From this video, I pulled the following key learnings and takeaways that I feel can easily be applied to the entrepreneur’s journey.

  • The outlined route to ascend to the top is far from straightforward. The route to the summit (or entrepreneurship) is anything but simple and linear, no matter how many have gone before.
  • To climb a mountain (for real or in business), you have to acclimate, which means that sometimes you have to go backward several times so that you can eventually go higher and get to where you wish to be. During these times, you are still making progress.
  • Fear is okay, but complacency can kill you. Continue to move through your fear, and don’t let complacency kill your (entrepreneurial) dream.
  • While a strong determination to succeed is essential, so too is knowing limitations and seeing obstacles for what they are, which means accepting that you will have to wait until another day to reach your goal.
  • Reaching the top takes time, methodical planning, and the ability to remain flexible when things change.
  • While intellectually you know in which direction you want to go, you must often spend time going in a different direction due to factors that are out of your control.
  • You need to be willing and able to react to a changing environment constantly.
  • Even with a banging headache and a sick or nervous stomach, when you feel you have nothing much left to give, dig deep, put on a smile, and keep moving.
  • When you reach that point where you feel you can’t possibly go on, you have to dig even deeper and find what will re-energize you to continue on your way.
  • You can’t control everything that changes, so be willing to improvise, innovate, and change your plans. Be resilient.
  • The way to the summit may look one way today and another tomorrow (easily approachable one day but can change quickly and look differently the next). Don’t let this intimidate you.
  • Confidence is not enough. Expect storm clouds to impede your climb.
  • Storms are always temporary. To get through them, take action based on the particular situation and not based on a pre-developed plan. Your plan may no longer apply, and circumstances can quickly make those plans obsolete or outdated.
  • Focus more on the execution rather than relying on the plan you prepared last week, month, or year. Be prepared to throw out your plan altogether and regroup.

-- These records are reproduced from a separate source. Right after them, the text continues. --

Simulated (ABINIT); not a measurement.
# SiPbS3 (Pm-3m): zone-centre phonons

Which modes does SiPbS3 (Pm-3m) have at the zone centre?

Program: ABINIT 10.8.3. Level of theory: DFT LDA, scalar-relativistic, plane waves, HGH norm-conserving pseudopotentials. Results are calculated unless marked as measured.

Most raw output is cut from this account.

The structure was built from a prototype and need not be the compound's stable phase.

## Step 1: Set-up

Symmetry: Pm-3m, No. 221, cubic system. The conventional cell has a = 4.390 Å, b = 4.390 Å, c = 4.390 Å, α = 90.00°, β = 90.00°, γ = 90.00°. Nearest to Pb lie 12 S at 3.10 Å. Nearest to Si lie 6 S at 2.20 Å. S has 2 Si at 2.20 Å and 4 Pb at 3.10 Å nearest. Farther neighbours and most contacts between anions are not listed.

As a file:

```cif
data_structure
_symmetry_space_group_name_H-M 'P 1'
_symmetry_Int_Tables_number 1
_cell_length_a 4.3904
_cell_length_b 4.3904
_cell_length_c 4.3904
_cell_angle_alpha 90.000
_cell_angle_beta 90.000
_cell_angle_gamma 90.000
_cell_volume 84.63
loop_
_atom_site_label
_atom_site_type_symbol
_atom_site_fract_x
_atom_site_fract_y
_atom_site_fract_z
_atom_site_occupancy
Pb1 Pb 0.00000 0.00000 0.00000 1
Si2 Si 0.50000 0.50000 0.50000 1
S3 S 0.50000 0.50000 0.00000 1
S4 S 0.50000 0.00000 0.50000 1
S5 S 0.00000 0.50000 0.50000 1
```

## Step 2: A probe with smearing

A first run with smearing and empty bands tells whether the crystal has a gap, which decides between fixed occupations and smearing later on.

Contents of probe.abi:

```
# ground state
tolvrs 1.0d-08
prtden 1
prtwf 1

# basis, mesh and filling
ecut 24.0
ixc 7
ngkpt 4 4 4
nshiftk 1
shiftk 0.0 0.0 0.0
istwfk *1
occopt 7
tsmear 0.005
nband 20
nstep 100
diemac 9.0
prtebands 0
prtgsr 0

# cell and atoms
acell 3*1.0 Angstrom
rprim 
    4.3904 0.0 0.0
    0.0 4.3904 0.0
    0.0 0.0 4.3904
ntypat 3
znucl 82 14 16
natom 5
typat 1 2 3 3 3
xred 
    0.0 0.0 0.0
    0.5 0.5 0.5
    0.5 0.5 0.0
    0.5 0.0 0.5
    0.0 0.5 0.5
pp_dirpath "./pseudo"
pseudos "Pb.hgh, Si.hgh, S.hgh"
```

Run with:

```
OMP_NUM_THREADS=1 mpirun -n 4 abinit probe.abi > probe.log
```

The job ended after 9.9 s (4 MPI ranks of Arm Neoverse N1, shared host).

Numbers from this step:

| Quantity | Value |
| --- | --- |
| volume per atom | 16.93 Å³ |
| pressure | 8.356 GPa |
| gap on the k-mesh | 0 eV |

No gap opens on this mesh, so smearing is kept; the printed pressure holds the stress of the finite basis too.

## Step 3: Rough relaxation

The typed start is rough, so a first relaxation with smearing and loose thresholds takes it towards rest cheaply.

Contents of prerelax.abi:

  • Modify your pace to match the circumstances affecting your summit push.
  • Conquer doubt by breaking your climb to the summit down into smaller steps, parts, or goals.
  • Sometimes you don’t need to have total clarity to keep putting that one foot in front of the other.
  • Know when to abandon a summit bid, realizing that you can potentially try again another day. Take in the lessons you learn along the way and determine how to use them to make you stronger, better, and able to tackle that next mountain.